Deportation... that would have sucked... had I not been born in the US (segue-way master, huh?).
Still, I love my beautiful Mexico.
This will be my first year in ten years not spending my summer (or part of it) in Mexico, the 5th time of my entire life.
I've had my moments of weakness when I think I can go out there for at least two weeks... but then the more reasonable part of my brain jumps in and slaps me back to reality- it's horribly dangerous out there (Why, DGO? WHY?! Once BBC talks about it, you know it's no joke), no one is going, and I no longer have much of a reason to be out there.

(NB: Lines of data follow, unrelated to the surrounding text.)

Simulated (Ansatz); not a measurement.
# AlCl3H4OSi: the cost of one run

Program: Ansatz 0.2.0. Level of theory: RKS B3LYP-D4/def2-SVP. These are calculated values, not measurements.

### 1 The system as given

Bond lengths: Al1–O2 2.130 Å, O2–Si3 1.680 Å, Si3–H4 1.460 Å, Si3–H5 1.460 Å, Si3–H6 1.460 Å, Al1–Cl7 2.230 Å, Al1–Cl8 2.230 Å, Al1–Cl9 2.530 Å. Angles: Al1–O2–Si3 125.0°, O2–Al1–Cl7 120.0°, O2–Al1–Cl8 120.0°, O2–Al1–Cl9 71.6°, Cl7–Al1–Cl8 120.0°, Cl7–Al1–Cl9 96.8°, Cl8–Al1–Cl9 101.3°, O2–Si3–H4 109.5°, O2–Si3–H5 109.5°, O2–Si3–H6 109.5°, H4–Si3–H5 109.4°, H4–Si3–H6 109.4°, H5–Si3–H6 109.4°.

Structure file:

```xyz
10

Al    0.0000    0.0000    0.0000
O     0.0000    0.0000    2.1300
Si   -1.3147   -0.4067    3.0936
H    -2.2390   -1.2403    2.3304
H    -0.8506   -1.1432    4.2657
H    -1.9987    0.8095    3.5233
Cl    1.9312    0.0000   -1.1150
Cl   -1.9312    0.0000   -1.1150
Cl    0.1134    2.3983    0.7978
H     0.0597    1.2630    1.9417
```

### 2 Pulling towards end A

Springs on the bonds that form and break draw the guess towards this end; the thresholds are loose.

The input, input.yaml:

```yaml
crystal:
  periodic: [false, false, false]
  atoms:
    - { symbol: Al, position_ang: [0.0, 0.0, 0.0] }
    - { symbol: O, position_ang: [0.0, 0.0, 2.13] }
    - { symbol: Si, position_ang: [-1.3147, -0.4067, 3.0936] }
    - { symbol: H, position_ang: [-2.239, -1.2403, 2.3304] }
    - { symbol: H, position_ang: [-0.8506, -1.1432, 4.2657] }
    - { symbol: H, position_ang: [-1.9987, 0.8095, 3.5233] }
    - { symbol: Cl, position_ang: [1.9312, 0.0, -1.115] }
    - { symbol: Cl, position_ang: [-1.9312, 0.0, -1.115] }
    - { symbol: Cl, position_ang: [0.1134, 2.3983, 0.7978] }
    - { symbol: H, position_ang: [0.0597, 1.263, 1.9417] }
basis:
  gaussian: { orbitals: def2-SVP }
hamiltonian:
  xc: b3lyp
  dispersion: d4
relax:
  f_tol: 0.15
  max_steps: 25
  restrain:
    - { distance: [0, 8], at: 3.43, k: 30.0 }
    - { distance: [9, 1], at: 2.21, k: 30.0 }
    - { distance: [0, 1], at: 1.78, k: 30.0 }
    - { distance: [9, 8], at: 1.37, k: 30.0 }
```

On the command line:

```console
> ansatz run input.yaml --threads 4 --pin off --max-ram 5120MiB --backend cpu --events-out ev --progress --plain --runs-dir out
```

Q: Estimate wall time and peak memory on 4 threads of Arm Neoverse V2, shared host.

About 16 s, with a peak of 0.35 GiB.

Plus, my diversion for boring days/afternoons while out there is now out of the question. Playing Guitar Hero (as has been the case for the last 2 Mexico summers) is a bad idea because, to this day, I can't play without crying. No, not out of desperation. We all know I kick major ass at the guitar (gold-starring on expert. Get on my level, sucka!), I could also be part of a Nirvana/Coldplay cover band if need be (notice I didn't mention a chick band. My voice is a sad, sad situation... I perfect Kurt Cobain's range by just using my talking voice... it makes me laugh but feel sad at the same time), but I cry 'cause I can't stop thinking about how much the damn game irritated my grandma.
So no... NO Mexico.
However, my heart will be 100% Mexican this summer... because of that magical time in one's life that comes up ever four years, better known as: The World Cup!
I'm stoked for the games, even if they'll be at a freakishly early hour (for me, 5-7AM is ungodly considering I usually go to bed at 3AM), and yes, like any good Mexican, my hopes are high.
But I must admit: my hopes might be a little TOO high.
I realized this fault of mine after the recent Mexico - England game.
A week ago, I completed my fantasy bracket and placed Mexico... in the semi-finals (after defeating England in the quarter final match)!
I know... I know... what the fuck was I thinking... but like I said, I had high hopes. They have a tremendous squad... and that might have been the culprit behind this example of momentary insanity. Mexico's U-17 world championship back in '05 makes me trust these young kids like crazy... however, it's just... man, when playing with the big dogs... it becomes a wreck!
So I'm a realist: Spain's my rooster.
Honorable mention goes to Portugal... because they're the reason I'll be getting up early... because they have the most beautiful, albeit sluttiest, man in the universe... that I liked before he was so popular... you know, back in '04 when he cried more than a new born child.
Biggest disappointment? Brazil... for not calling on Ronaldinho.
Team I hate? FRANCE. Fuck those cheating mother fuckers (all this considering I'm not Irish).
I promise never to make any more brackets again... well, at least brackets that contain the Mexican soccer team, we all know I think with my heart when those guys are involved... and like in real life, those boys ALWAYS break my heart!